Although Chesebro focuses principally on representing plaintiffs against corporations, he is an appellate generalist who has handled a wide range of other appellate matters, frequently involving constitutional law issues. He has twice been retained by Members of Congress to represent them on constitutional matters in the U.S. Supreme Court; he represented the attorneys general of 21 States in defending the due process right of Vietnam veterans to sue the chemical companies that manufactured Agent Orange; he served as Deputy Special Counsel in the Iran/Contra investigation; and he has served as a lecturer at workshops held by the Federal Judicial Center to provide guidance to federal judges on expert testimony.
3. Kenneth Chesebro, a Wisconsin Native, Graduated From Harvard Law School
According to his LinkedIn page, Chesebro is a Wisconsin native “who graduated from Northwestern University (B.S. 1983) and Harvard Law School (J.D. 1986), where he was an editor of the Law Review.”
Kenneth Chesebro is named in a lawsuit in Wisconsin that was brought by Democrats against “Wisconsin Republicans who posed as electors in 2020,” Urban Milwaukee reported.
The Democrats argued that “the 10 Republicans and two attorneys who advised them broke a variety of laws, including one that bans people from falsely acting as public officials. Plaintiffs are seeking punitive damages of up to $2.4 million,” the Wisconsin-based news site reported.
4. Kenneth Chesebro’s Lawyer Told the January 6 Committee That He Was Vilified & in “a Tremendous Amount of Jeopardy for Someone Who Was Simply Doing His Job as a Lawyer’
Chesebro gave a deposition to the U.S. House January 6 committee.
His lawyer, Adam Kaufmann, told the committee that Chesebro “is faced with a tremendous amount of jeopardy for someone who was simply doing his job as a lawyer. There are the two grand jury investigations ongoing in Fulton County, Georgia, and by the Department of Justice. And equally, Mr. Chesebro finds himself being vilified in the press, and there are 18 submissions to Bar committees suggesting that he be forced out from the Bar.”
As a result, Kaufmann told the committee that Chesebro was advised to “invoke his Fifth Amendment protections” at times. He testified that his work for Trump involved the Wisconsin recount. Chesebro declined to answer multiple questions.

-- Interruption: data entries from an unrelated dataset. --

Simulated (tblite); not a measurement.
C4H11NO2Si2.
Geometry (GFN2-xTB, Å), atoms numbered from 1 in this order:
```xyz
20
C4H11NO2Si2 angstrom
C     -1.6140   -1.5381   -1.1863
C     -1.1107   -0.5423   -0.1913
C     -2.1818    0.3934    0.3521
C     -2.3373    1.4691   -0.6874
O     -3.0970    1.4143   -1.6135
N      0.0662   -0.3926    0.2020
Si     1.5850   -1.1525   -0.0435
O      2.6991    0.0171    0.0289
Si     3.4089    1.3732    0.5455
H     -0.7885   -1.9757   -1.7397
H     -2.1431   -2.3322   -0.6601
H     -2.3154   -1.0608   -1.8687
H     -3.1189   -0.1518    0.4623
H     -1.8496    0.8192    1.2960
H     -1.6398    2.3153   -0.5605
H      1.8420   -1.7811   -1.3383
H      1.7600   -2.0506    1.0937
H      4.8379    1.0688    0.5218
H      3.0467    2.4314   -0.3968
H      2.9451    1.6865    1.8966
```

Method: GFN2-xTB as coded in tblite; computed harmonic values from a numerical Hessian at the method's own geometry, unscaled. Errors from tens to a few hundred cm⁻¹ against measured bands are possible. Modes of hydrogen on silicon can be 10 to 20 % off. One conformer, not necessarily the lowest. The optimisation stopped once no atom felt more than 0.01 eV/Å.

He was asked, “Were you, Mr. Chesebro, consulted in any way with respect to calls or meetings with State and local officials about the 2020 election? And specifically, those calls or meetings would involve people from the Trump 10 campaign or Mr. Trump himself.” He answered that the “answer is no, I had no communications regarding any of that.”
Daily Mail reported that Chesebro “devised a plan for Vice President Mike Pence to recuse himself from presiding over the certification of electoral college votes on January 6 last year so that a senior Senate Republican could refuse to count votes from states won by Joe Biden,” per an email.
5. Kenneth Chesebro Has Used Puerto Rico as an Address & Is Divorced, Reports Say
According to the site Cambridge Day, Chesebro has “worked as an attorney in New York, Massachusetts and California,” and his LinkedIn previously listed him as currently working in San Juan, Puerto Rico.
“He also had a home at 1600 Massachusetts Ave., above the Harvard University Physics Research Library, that was conveyed to his wife in a divorce. For a time, he lived in a Ritz-Carlton Condo in Boston for a time, according to a title search,” the site reported.
The Florida Bar lists his address as being in Puerto Rico but says he is not authorized to practice law in Florida.